For Younger Readers: George Meany’s power may have been waning in 1972 as Mayor Daley’s was, but both had plenty of punch left in them. Let’s take a look.
George Meany \ ˈjȯrj\ \ ˈmē-nē\: 20th century big shot labor leader, started out as a plumber from the Bronx. Time Magazine’s 1980 obituary noted that news stories so often referred to him as “Crusty George Meany” that he once said, “Don't they know my first name isn't Crusty?”
President of American Federation of Labor (AFL), 1952-55. Engineered AFL’s merger with the Congress of Industrial Organizations (CIO), then served as AFL-CIO’s first president 1955-79, representing up to 111 unions and 17 million workers at a time. Here’s Meany’s speech to the first AFL-CIO convention in 1955. And here he is in 1952 talking about the AFL backing a presidential candidate for the first time—Illinois Gov. Adlai Stevenson.
Anti-Communist stance on the level of General Jack D. Ripper.
Not only did Meany not oppose the 1947 Taft-Hartley Act’s requirement for labor leaders to sign loyalty oaths against Communism, he said he’d “go further and sign an affidavit that I was never a comrade to the comrades”.
Meany’s Associated Press obituary called Title VII of the 1965 Civil Rights Act, which bars employment discrimination, “perhaps his greatest legislative accomplishment”. However, Meany is particularly known in 1972 for supporting the Vietnam War, from LBJ through President Nixon, plus despising the ‘60s/’70s New Left. Here’s a great quote that I can’t verify from Wikipedia re the 1968 Chicago Democratic Convention, but too good to pass up: “Meany sided with the police by calling the protesters a ‘dirtynecked and dirty-mouthed group of kooks’”.

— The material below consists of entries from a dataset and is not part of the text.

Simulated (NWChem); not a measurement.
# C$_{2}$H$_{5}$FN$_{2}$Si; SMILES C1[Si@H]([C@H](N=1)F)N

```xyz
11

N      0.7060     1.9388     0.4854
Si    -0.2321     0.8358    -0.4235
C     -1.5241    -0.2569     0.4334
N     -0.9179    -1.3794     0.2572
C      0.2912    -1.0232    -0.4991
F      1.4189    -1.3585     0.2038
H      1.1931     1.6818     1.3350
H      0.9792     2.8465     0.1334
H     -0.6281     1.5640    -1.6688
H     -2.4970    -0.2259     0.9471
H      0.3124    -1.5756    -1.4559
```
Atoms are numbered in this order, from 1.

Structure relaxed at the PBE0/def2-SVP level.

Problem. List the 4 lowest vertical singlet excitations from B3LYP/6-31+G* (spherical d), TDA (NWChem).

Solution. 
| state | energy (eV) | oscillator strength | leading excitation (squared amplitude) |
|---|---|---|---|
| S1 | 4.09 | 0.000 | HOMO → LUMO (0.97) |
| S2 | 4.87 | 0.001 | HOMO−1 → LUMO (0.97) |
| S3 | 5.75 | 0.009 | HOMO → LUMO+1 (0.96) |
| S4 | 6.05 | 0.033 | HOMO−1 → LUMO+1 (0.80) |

No surprise, Meany is a leading opponent of nominating Sen. George McGovern as the 1972 Democratic presidential candidate.
Still, Meany is more complicated than all that sounds. The AP noted that Meany was “the first national figure to call for Nixon’s impeachment” in 1974, admitting “he was wrong to support the Viet Nam War.”
Meany also worked against union corruption and organized crime influence. Per Time, “If he lacked the missionary fervor of a Eugene Debs (“Ideology is baloney,” Meany scoffed) or the organizing zeal of a Samuel Gompers, he clung with consistency to his conviction that no nation could be free if its trade unions are shackled. Meany fought hard for the basics: higher wages, shorter hours, safer working conditions, and limits on corporate profits in any wage-price control plan.” Meany expelled corrupt unions from the AFL-CIO, including the Teamsters. So he was not buddies with Jimmy Hoffa.
“One of the beauties of a free society is that you can disagree with a man on just about every conceivable issue and still recognize the essential role that he has played in the country,” the Chicago Tribune editorial board wrote after Meany’s death. “George Meany was such a man.”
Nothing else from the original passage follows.